I literally quoted the portion of the article pointing out that two staffers complained and that Keillor’s comments only addressed one of the complainants in this thread. If that’s not enough for you, there’s really not any more that I can do.
You could post a youtube video where you explain it again, but through interpretive dance.
Good idea! https://www.youtube.com/watch?v=IxPbgnO81sQ
That is some funny shit, right there!
Can we just go ahead and assume there are going to be some episodes of inappropriate behavior by basically any man over 40 with almost any degree of celebrity or power?
Frankly it’s bizarre to me that this is shocking to anyone. I’m not defending it, but in reality, this sort of behavior has been par for the course at every level of society since roughly the beginning of time, and only very recently has it been widely viewed negatively by both genders (I’m assuming women have always felt negatively towards it).
A bit hyperbolically expressed maybe but not too far off from the position being taken that all touch requires explicitly given permission first and that any touch without such explicitly given consent first is minimally a step towards assault. That’s absurd.
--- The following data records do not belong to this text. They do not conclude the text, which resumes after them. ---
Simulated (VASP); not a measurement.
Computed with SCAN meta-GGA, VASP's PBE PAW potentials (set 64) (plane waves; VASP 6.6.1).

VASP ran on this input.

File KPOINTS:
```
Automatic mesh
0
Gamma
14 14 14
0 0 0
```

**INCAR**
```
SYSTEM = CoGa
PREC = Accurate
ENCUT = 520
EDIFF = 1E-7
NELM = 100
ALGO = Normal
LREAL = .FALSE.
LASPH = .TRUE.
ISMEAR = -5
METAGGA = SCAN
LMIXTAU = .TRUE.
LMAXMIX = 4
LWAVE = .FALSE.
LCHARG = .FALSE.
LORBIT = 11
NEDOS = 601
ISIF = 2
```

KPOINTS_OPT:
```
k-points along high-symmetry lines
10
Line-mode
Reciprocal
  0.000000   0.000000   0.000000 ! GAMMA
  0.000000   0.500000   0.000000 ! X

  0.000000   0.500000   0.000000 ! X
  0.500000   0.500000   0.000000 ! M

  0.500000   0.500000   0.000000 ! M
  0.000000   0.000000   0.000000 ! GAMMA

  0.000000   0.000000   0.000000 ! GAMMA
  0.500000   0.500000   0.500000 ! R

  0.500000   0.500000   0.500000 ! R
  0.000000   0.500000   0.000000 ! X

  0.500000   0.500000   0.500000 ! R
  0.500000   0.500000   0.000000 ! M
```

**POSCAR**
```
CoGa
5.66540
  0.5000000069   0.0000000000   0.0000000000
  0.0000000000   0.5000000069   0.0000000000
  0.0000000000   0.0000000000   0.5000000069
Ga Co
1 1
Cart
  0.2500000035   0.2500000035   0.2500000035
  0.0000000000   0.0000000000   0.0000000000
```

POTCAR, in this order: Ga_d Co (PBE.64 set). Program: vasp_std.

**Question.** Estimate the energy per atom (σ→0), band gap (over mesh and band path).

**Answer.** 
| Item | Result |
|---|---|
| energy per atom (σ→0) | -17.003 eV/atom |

Let’s start off a bit farther back maybe. We live in society that is perhaps even increasingly multiculturally diverse. Some cultures, some subcultures, have varying conceptions of what is assumed as acceptable touch and what touch should be understood as not wanted without explicit permission. For example there is fairly little casual touch traditionally in Germany, England, or Japan, but quite a bit in various parts of Africa, parts of Latin America, China, Italy, and France. Subculturally casual touch is a big off limits between the sexes among Orthodox Jews and many observant Muslims, but among many secularized Jews in Israel casual touch is very common. So on.
Circumstances certainly occur in which one person is touching in a manner that is very standard within their subculture and it is perceived minimally as overly familiar or as unwanted touch by the other.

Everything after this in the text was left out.